Scientific Data Management Group Making Significant Progress, Also Making News

June 16, 2000

NERSC's Scientific Data Management Group notched a couple of wins this month, contributing to an important milestone in the Earth Sciences Grid project and getting a full-page article in the June 12 issue of Computerworld magazine.

The Computerworld article described the group's Storage Access Coordination System (STACS), which streamlines the task of searching and retrieving requested subsets of data files from massive tape libraries. STACS was developed as part of DOE's High Energy and Nuclear Physics Grand Challenge to make it easier for physicists to select data from experiments with the STAR detector at Brookhaven National Laboratory. STACS has three components.

The first is a specialized index, which allows users to specify a request based on the properties of data they are looking for. This is especially useful in physics, where there can be tens of thousands of files containing records of millions of "events," the term used for particle collisions.

The second component, called a Query Monitor, coordinates such requests from multiple users. Because retrieving files can be very time consuming (and adding hardware to speed up the process is expensive), consolidating file requests from multiple users can make the information available sooner to more people.

The third component, called the HRM (for HPSS Resource Manager) manages, queues and monitors file transfer requests to the High Performance Storage Systems (HPSS), such as the ones at NERSC, San Diego Supercomputer Center (SDSC) and other labs.

STACS is now being integrated into the data analysis program at Brookhaven, a "very gratifying" result for a system that started out as an exploratory project, said Group Lead Arie Shoshani.

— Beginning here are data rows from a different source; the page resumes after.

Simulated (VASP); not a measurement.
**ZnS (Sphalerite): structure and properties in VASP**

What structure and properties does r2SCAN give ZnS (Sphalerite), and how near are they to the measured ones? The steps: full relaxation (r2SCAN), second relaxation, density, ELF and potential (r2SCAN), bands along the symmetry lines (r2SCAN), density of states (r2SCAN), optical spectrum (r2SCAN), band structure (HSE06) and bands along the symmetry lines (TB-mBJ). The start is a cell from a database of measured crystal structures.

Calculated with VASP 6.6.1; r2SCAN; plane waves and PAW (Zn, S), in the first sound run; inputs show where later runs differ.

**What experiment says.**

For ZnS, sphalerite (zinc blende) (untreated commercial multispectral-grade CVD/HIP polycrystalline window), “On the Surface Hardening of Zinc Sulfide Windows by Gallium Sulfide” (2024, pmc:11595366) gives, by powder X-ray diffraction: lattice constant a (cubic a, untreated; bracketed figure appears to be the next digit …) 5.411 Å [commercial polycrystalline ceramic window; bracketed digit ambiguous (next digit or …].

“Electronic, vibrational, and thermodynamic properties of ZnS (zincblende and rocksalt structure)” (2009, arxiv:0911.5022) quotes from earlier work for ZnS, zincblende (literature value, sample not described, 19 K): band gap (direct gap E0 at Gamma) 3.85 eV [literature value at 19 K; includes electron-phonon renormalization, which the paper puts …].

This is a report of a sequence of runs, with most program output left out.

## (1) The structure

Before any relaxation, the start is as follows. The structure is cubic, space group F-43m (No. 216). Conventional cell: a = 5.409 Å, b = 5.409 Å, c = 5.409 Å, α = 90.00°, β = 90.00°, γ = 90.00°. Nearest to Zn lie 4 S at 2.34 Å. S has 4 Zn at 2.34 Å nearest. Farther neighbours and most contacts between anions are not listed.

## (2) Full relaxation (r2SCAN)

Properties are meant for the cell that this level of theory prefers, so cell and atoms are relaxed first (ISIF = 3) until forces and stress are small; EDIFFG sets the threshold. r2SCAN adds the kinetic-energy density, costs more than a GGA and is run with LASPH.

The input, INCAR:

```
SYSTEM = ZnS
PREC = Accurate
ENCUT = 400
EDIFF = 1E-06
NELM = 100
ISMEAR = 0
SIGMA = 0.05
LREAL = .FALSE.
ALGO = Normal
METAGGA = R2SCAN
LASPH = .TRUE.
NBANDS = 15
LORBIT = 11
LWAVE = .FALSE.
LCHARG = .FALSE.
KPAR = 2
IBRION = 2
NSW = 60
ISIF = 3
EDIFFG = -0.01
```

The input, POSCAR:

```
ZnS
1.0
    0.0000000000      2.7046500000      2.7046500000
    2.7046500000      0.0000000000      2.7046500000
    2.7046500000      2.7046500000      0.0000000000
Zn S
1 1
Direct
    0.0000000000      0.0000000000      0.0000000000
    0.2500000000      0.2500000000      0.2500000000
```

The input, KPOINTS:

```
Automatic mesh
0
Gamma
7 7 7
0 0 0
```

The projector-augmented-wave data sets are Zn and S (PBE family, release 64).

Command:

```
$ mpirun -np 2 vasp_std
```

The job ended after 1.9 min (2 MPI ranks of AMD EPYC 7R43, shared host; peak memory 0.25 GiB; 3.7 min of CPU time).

Those three components are now helping the group make headway on two projects funded earlier under DOE's Next Generation Internet effort. Whereas STACS was developed for use on a storage system at a single site, the NGI and DOE's Science Grid envision applying such capabilities to systems distributed among multiple sites. Earlier this year, the group began pushing the Grid technologies, such as the Globus Grid software, to see what they could do.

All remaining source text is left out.